PARIS (Reuters) – A three percent tax on the French revenue of large internet companies could yield 500 million euros (568.5 million pounds) per year, French Finance Minister Bruno Le Maire said on Sunday.
FILE PHOTO – The Google name is displayed outside the company’s office in London, Britain November 1, 2018. REUTERS/Toby Melville/File Photo
Le Maire told Le Parisien newspaper the tax is aimed at companies with worldwide digital revenue of at least 750 million and French revenue of more than 25 million euros.
He said the tax would target some 30 companies, mostly American, but also Chinese, German, Spanish and British, as well as one French firm and several firms with French origins that have been bought by foreign companies.
The paper listed Google, Amazon, Facebook and Apple (the four so-called “GAFA” companies) but also Uber, Airbnb, Booking and French online advertising specialist Criteo as targets.
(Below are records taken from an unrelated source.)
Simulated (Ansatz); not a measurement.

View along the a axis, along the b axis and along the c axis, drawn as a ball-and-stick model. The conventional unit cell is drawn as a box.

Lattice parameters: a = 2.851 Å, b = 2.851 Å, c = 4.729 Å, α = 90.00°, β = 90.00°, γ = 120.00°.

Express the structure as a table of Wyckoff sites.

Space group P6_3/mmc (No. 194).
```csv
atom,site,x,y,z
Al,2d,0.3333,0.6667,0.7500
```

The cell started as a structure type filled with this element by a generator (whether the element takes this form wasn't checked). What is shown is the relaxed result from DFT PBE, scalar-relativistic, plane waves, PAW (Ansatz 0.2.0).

“A taxation system for the 21st century has to built on what has value today, and that is data,” Le Maire said.
He added it is also a matter of fiscal justice, as the digital giants pay some 14 percentage points less tax than European small-and-medium sized companies.
Fairer taxes are a key demand of the “yellow vest” protests seen across France in the past three months.
Le Maire said the tax would target platform companies that earn a commission on putting companies in touch with customers.
Companies selling their products on their own websites would not be targeted, such as French retailer Darty which sells TVs and washing machines via its website.
But companies such as Amazon earning money as a digital intermediary between a producer and a client would have to pay.
The tax would also target the sales of personal data for advertising purposes.
In order to avoid penalizing companies who already pay taxes in France, the amount paid will be deductible from pretax income, Le Maire said.
He will present a draft law to the cabinet on Wednesday before it is presented to parliament.
France has led a push for firms with significant digital revenue in the European Union to pay more tax at source, but has made little headway as Germany is cool to the idea, while member states with low corporate tax rates such as Luxembourg and Ireland firmly oppose the proposal.
In an interview with weekly Journal du Dimanche, Carrefour CEO Alexandre Bompard said it is high time to end the fiscal imbalance between brick-and-mortar firms like his and the U.S. and Chinese internet platform companies.
“They pour their products onto markets without even paying value-added tax, and hardly any other tax at all, it is intolerable. On the same turnover they should pay the same tax,” he said.